Lost on Everest: The Search for Mallory & Irvine by P. L. Firstbrook

Despite being a climber, I’m by no means an Everest junkie. I’m not a mountaineer (I climb rocks, not snow, as I try to explain to non-climbers) and I’m most certainly not a high altitude mountaineer. But rock climbing doesn’t seem to have a literature base and Lost on Everest came my way free of charge, so I read it.

It starts with a Mallory overview – his life and times up to and during his three Everest attempts – along with some basic Everest history. So if you know your Everest, the first three quarters of the book will be redundant. Eventually the author gets to the expedition that discovered Mallory’s body but there’s not much to tell. Lastly, he analyzes what was discovered and tries to answer the age old question: did Mallory get to the top.

I’m not sure why this is even a question because climbers are pretty agreed that it doesn’t count as an ascent unless you make it back down alive. So that even if we had irrefutable proof that Mallory was the first to the top of Everest, it wouldn’t change the first ascent listing in the history books. It would be a footnote.

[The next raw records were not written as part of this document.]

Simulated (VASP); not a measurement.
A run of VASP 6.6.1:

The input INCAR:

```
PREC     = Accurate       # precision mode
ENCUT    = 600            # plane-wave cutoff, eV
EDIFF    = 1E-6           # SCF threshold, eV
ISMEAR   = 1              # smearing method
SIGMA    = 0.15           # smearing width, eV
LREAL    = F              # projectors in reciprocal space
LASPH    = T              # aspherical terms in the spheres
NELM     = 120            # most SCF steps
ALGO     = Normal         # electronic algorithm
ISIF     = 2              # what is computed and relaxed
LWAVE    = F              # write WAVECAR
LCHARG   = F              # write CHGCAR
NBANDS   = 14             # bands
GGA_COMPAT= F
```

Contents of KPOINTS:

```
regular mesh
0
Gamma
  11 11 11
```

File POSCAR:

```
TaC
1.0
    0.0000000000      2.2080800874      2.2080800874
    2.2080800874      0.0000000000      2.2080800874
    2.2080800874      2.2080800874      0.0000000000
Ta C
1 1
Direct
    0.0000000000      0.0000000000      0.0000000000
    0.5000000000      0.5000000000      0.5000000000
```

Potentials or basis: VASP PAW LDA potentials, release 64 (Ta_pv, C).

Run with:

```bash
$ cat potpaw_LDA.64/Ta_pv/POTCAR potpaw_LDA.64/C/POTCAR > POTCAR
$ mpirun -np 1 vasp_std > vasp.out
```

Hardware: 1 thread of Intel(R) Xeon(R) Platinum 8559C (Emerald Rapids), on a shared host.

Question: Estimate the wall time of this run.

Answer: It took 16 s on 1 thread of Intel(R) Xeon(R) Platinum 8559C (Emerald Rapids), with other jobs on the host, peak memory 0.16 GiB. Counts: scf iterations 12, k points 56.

Putting that aside, it seems like the question has been answered. It’s highly unlikely that he made it. Highly, highly, highly unlikely. So unlikely that only people who believe in God and Santa Claus could think so. Which is the real answer. Those who want to believe he made it, because it’s more romantic that way, are always going to believe it and the rest of us don’t care because, even if he did, it wouldn’t change anything. So books like this are published for wanna-believers, not truth-seekers. The author does his best to give them hope.